What's Nostalgia Got To Do With It? —
People Pay Good Money For This Sort Of Thing
Vol. I, Issue II - Oct. 2010

It's the late 1970s. He wears a royal blue polyester suit and stands in front of a dark green chalkboard. They seldom tire of his black pirate mustache. Nevertheless, his audience members pick their noses, squirm, doodle, and smirk. As he concludes his discussion on the last days of Napoleon's reign, he turns his back on his restless students and, with fastidious care, slides the eraser across the chalkboard, first Elba and then the Treaty of Fountainbleu disappear, followed by a rapid sweeping away of Louis XVIII. His hand, gripping the black felt pad, glides through Napoleon returns to Paris on March 20, 1815. With a flourish of the wrist, he wipes away Paris welcomed him with celebration, and Louis XVIII, the new king, fled to Belgium. Not even a particle of chalk dust remains. A boy with buckteeth and thick black rimmed glasses takes advantage of the teacher's momentary lapse in attention and turns in his seat. The teacher whips around, and, with athletic precision, hurls the eraser at the boy's head.

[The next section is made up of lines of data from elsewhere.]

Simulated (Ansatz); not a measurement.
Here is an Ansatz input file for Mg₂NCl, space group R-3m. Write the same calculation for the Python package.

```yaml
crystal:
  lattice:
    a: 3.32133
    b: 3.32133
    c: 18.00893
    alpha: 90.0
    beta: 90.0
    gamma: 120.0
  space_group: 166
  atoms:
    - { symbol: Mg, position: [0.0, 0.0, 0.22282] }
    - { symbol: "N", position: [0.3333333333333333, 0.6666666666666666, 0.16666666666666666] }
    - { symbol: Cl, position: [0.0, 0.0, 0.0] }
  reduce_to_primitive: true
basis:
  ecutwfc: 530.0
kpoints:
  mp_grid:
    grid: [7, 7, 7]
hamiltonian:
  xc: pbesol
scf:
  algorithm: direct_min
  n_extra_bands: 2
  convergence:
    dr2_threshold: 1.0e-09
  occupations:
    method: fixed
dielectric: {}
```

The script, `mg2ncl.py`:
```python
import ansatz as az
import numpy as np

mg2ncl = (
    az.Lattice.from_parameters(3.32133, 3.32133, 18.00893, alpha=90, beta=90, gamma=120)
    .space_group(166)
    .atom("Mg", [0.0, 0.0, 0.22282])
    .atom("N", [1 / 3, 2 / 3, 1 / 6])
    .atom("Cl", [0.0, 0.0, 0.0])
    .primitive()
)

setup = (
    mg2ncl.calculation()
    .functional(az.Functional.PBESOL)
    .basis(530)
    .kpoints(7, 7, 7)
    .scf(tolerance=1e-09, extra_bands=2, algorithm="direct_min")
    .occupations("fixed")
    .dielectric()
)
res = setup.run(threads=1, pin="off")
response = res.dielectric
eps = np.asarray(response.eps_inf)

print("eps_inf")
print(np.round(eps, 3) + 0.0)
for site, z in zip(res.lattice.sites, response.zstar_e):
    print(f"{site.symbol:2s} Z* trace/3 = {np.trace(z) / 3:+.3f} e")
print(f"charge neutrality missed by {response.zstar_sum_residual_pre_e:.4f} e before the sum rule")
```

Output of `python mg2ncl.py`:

“Durrand! When was Napoleon exiled to Elba?” The boy yelps and reels in his seat, catching his breath. A white dust cloud hovers in the air.

Alex Durrand tells me this story many years later. He finishes the story by saying, “You have no idea how heavy an eraser full of chalk dust is. It's a weapon.”

“Knowledge is power—and a weapon,” comes to mind.

As a child, I remember standing at the chalkboard in an empty classroom, my claws drawn, threatening my companion with, what I imagine, was a wicked grin on my face. The power. I never had to follow through. The anticipation alone made my victim cringe and beg for mercy. The victim was usually my younger brother.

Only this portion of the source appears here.